NASA Says Up to 20 SpaceX Starship Refueling Launches Per Moon Mission

A NASA official said Artemis will need 20 SpaceX Lunar Starship launches per moon landing. On Nov. 17, Lakiesha Hawkins, assistant deputy associate administrator in NASA’s Moon to Mars Program Office, said SpaceX will have to perform Starship launches from both its current pad in Texas and one it is constructing at the Kennedy Space Center in order send a lander to the moon for Artemis 3. SpaceX’s Human Landing System (HLS) program needs multiple launches for refueling for each moon mission. One launch will place a propellant depot into orbit, followed by multiple other launches of tanker versions of Starship, transferring methane and liquid oxygen propellants into the depot. That will be followed by the lander version of Starship, which will rendezvous with the depot and fill its tanks before going to the moon.

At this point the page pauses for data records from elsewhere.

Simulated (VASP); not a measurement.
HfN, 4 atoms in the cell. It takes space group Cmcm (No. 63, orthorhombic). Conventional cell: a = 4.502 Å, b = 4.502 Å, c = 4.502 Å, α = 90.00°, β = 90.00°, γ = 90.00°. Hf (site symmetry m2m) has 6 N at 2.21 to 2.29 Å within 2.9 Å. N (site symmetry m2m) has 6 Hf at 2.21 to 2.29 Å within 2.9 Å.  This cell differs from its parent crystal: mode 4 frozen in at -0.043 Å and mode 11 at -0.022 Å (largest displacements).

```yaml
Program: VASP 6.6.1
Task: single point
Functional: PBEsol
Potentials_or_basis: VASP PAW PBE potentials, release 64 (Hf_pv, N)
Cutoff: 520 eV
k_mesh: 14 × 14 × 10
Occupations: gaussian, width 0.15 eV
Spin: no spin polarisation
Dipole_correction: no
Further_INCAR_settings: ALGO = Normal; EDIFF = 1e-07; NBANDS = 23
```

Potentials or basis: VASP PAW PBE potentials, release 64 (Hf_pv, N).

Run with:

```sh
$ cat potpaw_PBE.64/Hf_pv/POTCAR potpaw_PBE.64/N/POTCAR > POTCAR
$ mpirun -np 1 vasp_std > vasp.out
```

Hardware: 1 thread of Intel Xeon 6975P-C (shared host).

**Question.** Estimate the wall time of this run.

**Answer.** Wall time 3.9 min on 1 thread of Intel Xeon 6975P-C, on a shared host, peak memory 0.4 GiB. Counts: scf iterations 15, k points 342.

Elon Musk, chief executive of SpaceX, disagreed, calling the need for 16 launches extremely unlikely in an August 2021 social media post. He said a max of 8 tanker launches should be needed to fuel the Starship lander, adding it could be as few as four.

NASA wants more fuel depot supply launches to manage boiloff. Fewer launches would be better but would require more fuel reqching orbit with each launch. The more quickly the launches are made then there would be less boiloff.

“It’s in the high teens in the number of launches,” Hawkins said. That’s driven, she suggested, about concerns about boiloff, or loss of cryogenic liquid propellants, at the depot. “In order to be able to meet the schedule that is required, as well as managing boiloff and so forth of the fuel, there’s going to need to be a rapid succession of launches of fuel,” she said.

Artemis III will mark humanity’s return to the Moon in more than 50 years, with NASA making history by sending the first humans to the lunar South Pole to
explore.

There is a seven page NASA 2023 analysis of the Artemis moon missions.

SpaceX’s Starship HLS will be prepositioned in Near-Rectilinear Halo Orbit (NRHO) to receive crew. SpaceX will start by launching a storage depot variant of Starship to Earth orbit, followed by a series of reusable tanker Starship variants that will carry propellant to the storage depot. The Starship HLS will
launch and be fueled by the depot before executing a translunar injection (TLI) engine burn, traveling approximately six days to NRHO where it will perform a Lunar Orbit Checkout Review (LOCR) and await the Artemis III crew.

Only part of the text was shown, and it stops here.